Periodic Reporting for period 3 - PhyCo (Physics-constrained adaptive learning for multi-physics optimization)

Reporting period: 2023-05-01 to 2024-10-31

Trillions of bytes of data have been created in the world while reading this very sentence.
The traditional triad of the scientific method, theory, experimentation and simulation has added big data now.
Central to big data science are artificial intelligence and machine learning, which are automated ways of transforming information into empirical knowledge.

Whereas empirical knowledge is crucial to many practical applications, such as facial recognition, empirical models do not necessarily fulfil physical principles, for example, conservation laws.
Physical principles provide physical equations, which are essential to understanding, modelling and, ultimately, designing engineering systems that optimize a performance.

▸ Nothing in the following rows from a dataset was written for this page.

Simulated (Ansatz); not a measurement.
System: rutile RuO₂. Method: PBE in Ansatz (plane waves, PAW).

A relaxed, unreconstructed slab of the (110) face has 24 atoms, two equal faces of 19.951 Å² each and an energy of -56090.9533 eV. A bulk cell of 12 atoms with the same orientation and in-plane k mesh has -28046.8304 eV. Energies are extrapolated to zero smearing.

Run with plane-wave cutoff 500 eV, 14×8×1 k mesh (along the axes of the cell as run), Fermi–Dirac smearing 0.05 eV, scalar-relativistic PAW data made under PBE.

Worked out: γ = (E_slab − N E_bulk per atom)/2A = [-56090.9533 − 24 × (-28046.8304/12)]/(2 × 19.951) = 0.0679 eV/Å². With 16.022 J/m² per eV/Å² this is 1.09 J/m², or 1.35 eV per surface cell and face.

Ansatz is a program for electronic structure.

One of the most prominent engineering and scientific communities that has been working with big data and physical principles for decades is fluid mechanics.
Fluid mechanics underpins many established and emerging world-wide industries as well as critical societal issues such as climate science and energy consumption.
These problems involve flows that are unsteady, unpredictable and uncertain across a vast range of spatiotemporal scales.
Because of this, numerical simulations and experimental measurements of the physics of fluids generate big data, which is to say that fluid mechanics is both a physical and big data discipline.
To gain insight into this big data, machine learning techniques have recently been applied to benchmark fluids problems with success, but there are still three big open questions:
(i) Do machine learning algorithms scale to engineering configurations? (Are they robust?);
(ii) Can we gain physical insight into the solutions? (Are they interpretable?); and
(iii) Can we extrapolate knowledge to other configurations, such as multi-physics phenomena? (Are they generalizable?).

Key to this project is the simple, but important, observation that the ability of fluid mechanics modelling to predict the evolution of a flow is enabled by both empirical approaches and physical principles.
Machine learning models may not be interpretable, robust and generalizable, but they enable adaptive empirical modelling.
On the other hand, physical principles are governed by “rigid equations”, i.e. they do not adaptively change, but they are interpretable, robust and generalizable.
Machine learning is excellent at finding correlations in big data, whereas human beings are excellent at extrapolating knowledge (physical principles).
This project will integrate the complementary capabilities of both approaches to achieve adaptive modelling for optimization of unsteady, unpredictable and uncertain multi-physics flows.
These are flows of paramount importance in engineering, which are intractable to modelling and optimization.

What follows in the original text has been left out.